Table 2. Results of the analyses of the white material and incrustation group.
Micro X-ray diffraction (μXRD)
The mineral phases identified are presented in Table 2. The μXRD results are in accordance with the FTIR results and reveal the mineralogical composition of the materials studied (Supplementary Figure S4). In the clay samples, mainly quartz, mica, and feldspar were represented. In calcite-clay mixtures, besides other minerals such as quartz, muscovite/illite, and feldspar, calcite was identified only as a minor phase. In calcium carbonate incrustations, the peaks of calcite were highly significant, while it was also possible to distinguish smaller amounts of other minerals such as quartz and feldspar. For hydroxyapatite incrustations, it was mainly this material, i.e. bone, that was found.

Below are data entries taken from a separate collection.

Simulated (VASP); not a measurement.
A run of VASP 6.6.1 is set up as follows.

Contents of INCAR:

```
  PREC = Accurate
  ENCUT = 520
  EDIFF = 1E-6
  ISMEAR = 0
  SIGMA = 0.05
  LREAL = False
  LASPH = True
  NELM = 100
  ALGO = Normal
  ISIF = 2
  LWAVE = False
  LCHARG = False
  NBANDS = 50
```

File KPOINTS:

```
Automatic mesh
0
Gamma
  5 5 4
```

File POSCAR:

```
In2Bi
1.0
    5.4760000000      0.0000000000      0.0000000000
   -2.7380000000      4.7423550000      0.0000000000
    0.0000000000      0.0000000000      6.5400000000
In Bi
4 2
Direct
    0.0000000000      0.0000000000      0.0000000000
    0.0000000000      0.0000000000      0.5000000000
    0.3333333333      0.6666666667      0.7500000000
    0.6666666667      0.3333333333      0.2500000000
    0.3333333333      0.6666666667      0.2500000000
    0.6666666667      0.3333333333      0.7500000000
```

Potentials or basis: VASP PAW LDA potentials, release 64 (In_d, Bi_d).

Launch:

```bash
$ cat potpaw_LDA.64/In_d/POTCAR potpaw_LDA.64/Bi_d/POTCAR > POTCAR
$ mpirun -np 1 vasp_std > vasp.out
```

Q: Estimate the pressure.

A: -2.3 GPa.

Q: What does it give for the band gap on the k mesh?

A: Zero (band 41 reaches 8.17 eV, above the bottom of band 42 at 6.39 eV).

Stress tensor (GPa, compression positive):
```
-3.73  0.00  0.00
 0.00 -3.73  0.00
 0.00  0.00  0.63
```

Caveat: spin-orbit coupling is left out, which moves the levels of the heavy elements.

Scanning electron microscopy-electron dispersive spectroscopy (SEM-EDS)
In two samples (11 and 17), clay was detected over the white inlay (Figure 7a and 7b). The clay used for incrustation (Figure 7c) had an aluminosilicate composition with a greater presence of potassium (Supplementary Table S6). Analysis of the sample where calcium carbonate and hydroxyapatite had already been detected by μFTIR (Supplementary Figure S3) revealed that the white material was mostly composed of calcium carbonate and that bone was present in the form of sporadic small particles (Figure 7d). The BSE (backscattered electrons) imaging revealed that the hydroxyapatite incrustation contained primarily larger particles of crushed bone, whereas the calcium carbonate incrustation was a more compact, finely crushed and cemented material. The clay incrustation was a dusty material with various rock and mineral particles in a range of sizes. Grains were in all cases mostly subangular (Figure 7).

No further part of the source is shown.